Paramore’s Sixth Studio Album – This Is Why
Paramore has always been a staple in the pop-punk/emo community known for their angry, fiery tracks discussing everything from high school love conflicts to divorce and now a topic that many musicians are diving into: the climate of our current world.
But what separates Paramore from other artists like them trying to contextualize these difficult times into modern music is their ability to embrace something completely new while still staying true to their roots-which if you’re an emo music fan, you know how troubling that can be in the wake of more upbeat pop sounds dominating the charts.
Because of the recent events of the last few years, however, trying to gloss over the cataclysmic condition of our world with vibrant energetic rhythms can prove to be thoughtless in the eyes of listeners.
As an example, another major emo band since the early 2000s Panic! At The Disco released Viva Las Vengeance which lead singer Brendon Urie described as a retrospective of his whole career and relationship to Las Vegas.
The album featured 12 pumped-up high-vocalized tracks and was the first Panic! Album in three years to not have the last track in a slower piano style. Fans were outraged by the new album and tour sales significantly decreased for the band. Urie recently released a heartbreaking-yet what some deem necessary-statement dissolving Panic! At The Disco.
Paramore thankfully did not go in the same direction, as guitarist Taylor York claims, he found himself “really craving rock.” A huge departure from the band’s last album After Laughter which did feature a more pop-centric attitude but still was well-received by Paramore fans new and old.
The band’s sixth studio album “This Is Why” is 10 tracks of unadulterated, edgy rock with slight pop influences. The title track “This Is Why” and second single “The News” delve directly into the hellscape of politics and the dangers of the media giving everyone a platform.

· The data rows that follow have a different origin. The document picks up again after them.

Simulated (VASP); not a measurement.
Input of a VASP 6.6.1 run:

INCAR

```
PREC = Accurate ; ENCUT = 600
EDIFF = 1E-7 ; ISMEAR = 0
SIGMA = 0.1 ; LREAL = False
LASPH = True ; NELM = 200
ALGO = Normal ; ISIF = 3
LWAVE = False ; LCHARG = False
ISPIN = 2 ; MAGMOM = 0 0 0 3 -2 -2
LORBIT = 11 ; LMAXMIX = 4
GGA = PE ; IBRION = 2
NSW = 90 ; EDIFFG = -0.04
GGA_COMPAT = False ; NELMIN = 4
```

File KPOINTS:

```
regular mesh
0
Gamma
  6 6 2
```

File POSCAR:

“Running Out Of Time” draws attention to a lack of personal responsibility as well as our fast-paced hustle culture causing serious social problems. “C’est Comme Ça” which is French for “it is what it is” provides more depth to the expected chaos in our lives while knowing there’s not much we can do about it.
Each song sounds uniform in sound but plays with riffs and motifs that clearly differentiate the tracks from each other. “Figure 8” starts off with a xylophone effect that melds perfectly with the soft drums and heavier guitar throughout the track.
Singer Hayley Williams isn’t shying away from bringing her all on this record as her sing-scream vocals force listeners to wake up to slower starting tracks as well as to the issues around them. Williams commentated of the utilization of a new sound while still grounding their music in a familiar place,
“We finished the first day in the studio and listened back to the music and we were like, ‘Who is this?’ It simultaneously sounds like everything we’ve ever loved and nothing that we’ve ever done before ourselves.”
“This Is Why” proves there is still so much to be done in the pop-punk field. Listening to the past and bringing what we can of it to the future. Despite what some critics think, pop-punk has not died or fallen off; it has adapted-much like how all of us have had to adapt to the increasingly hostile environments that have overtaken our world and our lives.